Saint profile
Bl. Seraphina of San Gimignano
1238–1253
Associated with Healing, Family, Children, Mystics; patronage includes Disabled; chronically ill; afflicted children.
Biography and devotion
Bl. Seraphina of San Gimignano: life, patronage, and devotion
St. Seraphina, also called St. Fina of San Gimignano, was a young Italian virgin whose short life became a beloved sign of patience in suffering. She was born in 1238 in San Gimignano, the Tuscan town of towers, into a family that had fallen into poverty. Her early years were ordinary and hidden. Tradition says she learned household work, loved the Blessed Virgin Mary and preferred modesty and prayer to the amusements of youth.
Around the age of ten she was struck by a severe illness that gradually left her paralyzed. Rather than lying on a bed, she chose a wooden board as her place of suffering. Her body became covered with sores, and she endured the death of her parents and the loneliness that followed. Yet visitors found in her not bitterness but encouragement. San Gimignano remembered the sick girl as someone who gave hope to others while lying helpless herself.
The most famous mystical event in her life was the vision of St. Gregory the Great. According to tradition, Gregory appeared to her and foretold that she would die on his feast. She died on 12 March 1253, only fifteen years old. At her death, stories say that the bells of the town rang without human hands and that white violets bloomed from the wood of her pallet. These “St. Fina violets” became part of San Gimignano’s memory of her.
Miracles and healings were attributed to her intercession. Her nurse Beldia was said to have been healed of an injured hand, and other sick people sought help at her tomb. The people of San Gimignano also remembered her as a protector during later plagues. Her relics are venerated in the Collegiata of San Gimignano, where art and devotion keep her story alive. Fina’s life is powerful because it is so small in outward terms: a poor, sick girl who never traveled far, yet whose patience became a light for the whole town.

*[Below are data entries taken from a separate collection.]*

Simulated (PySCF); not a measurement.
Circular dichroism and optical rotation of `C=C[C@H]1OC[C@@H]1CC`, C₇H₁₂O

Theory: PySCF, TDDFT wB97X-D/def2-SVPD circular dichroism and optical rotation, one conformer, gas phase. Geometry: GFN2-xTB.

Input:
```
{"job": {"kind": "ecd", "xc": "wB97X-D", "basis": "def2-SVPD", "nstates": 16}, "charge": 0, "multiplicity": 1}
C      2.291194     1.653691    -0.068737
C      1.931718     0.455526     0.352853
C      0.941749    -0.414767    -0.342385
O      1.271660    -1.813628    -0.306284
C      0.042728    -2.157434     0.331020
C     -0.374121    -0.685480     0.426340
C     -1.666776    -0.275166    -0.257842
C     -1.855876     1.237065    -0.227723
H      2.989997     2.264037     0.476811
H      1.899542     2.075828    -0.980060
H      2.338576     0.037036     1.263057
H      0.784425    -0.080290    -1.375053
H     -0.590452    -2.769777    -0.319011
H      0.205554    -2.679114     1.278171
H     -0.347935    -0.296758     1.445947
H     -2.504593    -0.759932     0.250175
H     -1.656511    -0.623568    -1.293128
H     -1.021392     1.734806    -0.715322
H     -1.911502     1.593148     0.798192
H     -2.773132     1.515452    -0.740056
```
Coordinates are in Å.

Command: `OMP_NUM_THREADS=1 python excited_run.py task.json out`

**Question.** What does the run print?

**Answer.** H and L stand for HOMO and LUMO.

The chapel of St. Fina in San Gimignano preserves the memory of a girl whose room of suffering became, after death, a place of public devotion. Her story should not be romanticized; paralysis, poverty, and abandonment were severe. Yet the miracles associated with her death show why the town remembered her. The sick found in her not an explanation of suffering but a companion before God.
At a glance
- Life dates
- 1238–1253
- Feast day
- May 19
- Patronage
- Disabled; chronically ill; afflicted children
- Incorrupt status
- Reported incorrupt in Catholic tradition
Relic in the Chasing Saints collection
A relic of Bl. Seraphina of San Gimignano is present in the Chasing Saints Relic Collection. Private registry details, certificate IDs, provenance notes, and storage information are intentionally not shown publicly.